Option A is thus to add no-register / explicit local instructions to the tablegen defs. My understanding of tablegen is minimal to the point that I can't evaluate the consequences of this decision.

Option B is to keep tablegen register based, and to generate registers on the fly in both asm and disasm. This is a bit more than just having explicit locals, since it also needs to track a stack of temporaries. Since they both actually do almost the same thing (translate a sequence of tokens or bytes into MC, respectively) a stack/local tracker could be shared between them? As noted, the disasm has much less context for doing this than the asm, and would need additional plumbing to know about locals and function start/end.

Is there an option C?

aardappel commented 6 years ago

I guess an option C for output is to stick a text post-processing pass in the instruction printer that filters out registers. But that does not solve it for input.

dschuff commented 6 years ago

I think that's a pretty good summary, I can't think of an option C off the top of my head.
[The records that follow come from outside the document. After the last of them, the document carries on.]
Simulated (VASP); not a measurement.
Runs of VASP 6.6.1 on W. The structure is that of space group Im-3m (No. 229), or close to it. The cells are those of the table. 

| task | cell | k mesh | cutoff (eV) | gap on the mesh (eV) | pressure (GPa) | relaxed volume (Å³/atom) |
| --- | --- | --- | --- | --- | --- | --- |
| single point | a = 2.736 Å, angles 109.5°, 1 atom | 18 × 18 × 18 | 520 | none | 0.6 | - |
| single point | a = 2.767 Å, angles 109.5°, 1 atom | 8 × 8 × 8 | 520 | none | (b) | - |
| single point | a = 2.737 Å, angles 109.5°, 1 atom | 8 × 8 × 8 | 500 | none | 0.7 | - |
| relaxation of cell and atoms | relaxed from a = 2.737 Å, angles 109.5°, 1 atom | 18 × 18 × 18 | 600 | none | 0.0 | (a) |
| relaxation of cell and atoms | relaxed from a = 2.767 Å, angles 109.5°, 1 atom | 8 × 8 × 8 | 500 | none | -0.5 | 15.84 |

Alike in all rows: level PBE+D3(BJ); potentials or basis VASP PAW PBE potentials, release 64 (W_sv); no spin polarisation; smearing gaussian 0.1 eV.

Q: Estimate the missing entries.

Thinking through the options a little more: A: The LLVM backend infrastructure is pretty heavily based on the assumption that the instruction definitions correspond everywhere (e.g. the correspondence between a MachineInst and its MCInstrDesc) and that assumption would be broken with option A. If we did option A, we'd presumably try to keep all of the register-based instruction forms all the way through the compile pipeline and then have a big conversion table or something in WebAssemblyMCInstLower where the conversion to MC happens. I think in that case we'd have to assign the "real" opcode numbers to the MC versions of the instructions to make asm and disasm work, and there wouldn't need to be any funny business with registers since get_local and set_local instructions just have immediates. It's not clear to me right now what treatment we'd need to have for asm and disasm of e.g. module- and function-level constructs like globals and locals but maybe those would be independent of instructions in this case. All of that (i.e. the answer to "what are the consequences of having duplicate instruction definitions") actually doesn't sound as bad as I had thought; the risk so far would be any unforseen links between the compiler backend (i.e. before MCInstLower) and MC. That just leaves the problem of how to minimize the ugliness of generating duplicate definitions. It seems plausible that some clever tablegen hacking of the base classes in WebAssemblyInstrFormats.td could minimize this, but tablegen can be a bit of a dark art.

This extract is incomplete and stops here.